Ultimately, there’s too much variability in how far a funding round will take a company, and even the best efforts to estimate runway are often wrong.

What’s more, even if a company reaches its milestone, a small coffin leaves little room to negotiate a good valuation, leaving earlier investors more diluted than they should be.

Allocating for a follow-on investment provides a bridge to get your companies to the next financing round and position them for a strong negotiation. If the investment is not a “bridge to nowhere,” the fund will likely have a higher survival rate and be poised for a higher return.

Success from piggybacking on other investors is incredibly rare

Asking if it’s possible to piggyback off other investors is a fair question. If you’re a small investor, can’t you let the bigger guy worry about the bridge and send a positive signal? If you’re only following on for $100,000 in a $10 million Series A, it wouldn’t be material anyway.

The answer to this really depends on how you make money.

One strategy we’ve seen is for a fund to spray investments into as many as 200 companies — sometimes more — on a hope and a prayer that at least a few of them are unicorns. This “method” is only as successful as your hit ratio ends up being. If you’re able to have a high hit ratio relative to your losses, then sure, this would yield a better result.

But in order for this spray-and-pray strategy to work, you must have a great deal flow, be a great company picker, and be able to convince the best startups out there to take your super-small check even though you’re likely never going to be useful to them given how many companies you invest in.

If you can somehow achieve all of these, then yes, you probably fit into a rare category of a fund that does not need a follow-on investment. Doing any one of these three is already hard. Doing all three of these is damn near impossible.

Know the role of your follow-on investment

Your follow-on investment is part of your fund’s overarching strategy on how you make money. It is important, therefore, to understand exactly where your return is coming from.

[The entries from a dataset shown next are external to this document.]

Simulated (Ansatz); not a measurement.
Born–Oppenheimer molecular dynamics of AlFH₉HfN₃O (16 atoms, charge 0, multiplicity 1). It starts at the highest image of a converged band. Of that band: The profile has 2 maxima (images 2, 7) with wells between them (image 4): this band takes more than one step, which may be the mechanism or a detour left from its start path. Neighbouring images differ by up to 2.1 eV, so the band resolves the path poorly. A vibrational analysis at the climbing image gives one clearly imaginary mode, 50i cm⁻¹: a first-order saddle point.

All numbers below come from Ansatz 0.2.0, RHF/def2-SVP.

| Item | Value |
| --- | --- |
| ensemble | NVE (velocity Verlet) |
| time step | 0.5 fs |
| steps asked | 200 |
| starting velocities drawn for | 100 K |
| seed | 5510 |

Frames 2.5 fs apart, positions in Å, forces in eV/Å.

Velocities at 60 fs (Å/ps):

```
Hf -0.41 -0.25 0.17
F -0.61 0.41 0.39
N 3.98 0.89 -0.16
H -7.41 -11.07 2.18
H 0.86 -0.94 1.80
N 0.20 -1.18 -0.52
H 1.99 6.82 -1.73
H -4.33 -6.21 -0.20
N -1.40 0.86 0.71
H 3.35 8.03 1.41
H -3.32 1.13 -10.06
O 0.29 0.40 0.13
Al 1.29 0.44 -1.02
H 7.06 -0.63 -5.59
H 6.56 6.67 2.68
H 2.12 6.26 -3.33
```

Some funds make their money primarily on follow-on investments. Others use follow-on investments to exert influences throughout their portfolio company’s life cycle or to send positive signals to downstream investors. Still, others need a high hit ratio and might use it to prevent catastrophic outcomes for any one company.

Venture funding has gone up 10x over the last 15 years. We don’t live in a world where it’s prudent or responsible to put all funds toward our initial investments. VC fund managers must be strategic and tactical with a clear understanding of how various investment stages may contribute to their overall return.

Follow-on investments won’t ever be the deciding factor in which funds win or lose, but they will continue to distinguish the top decile from the top quartile.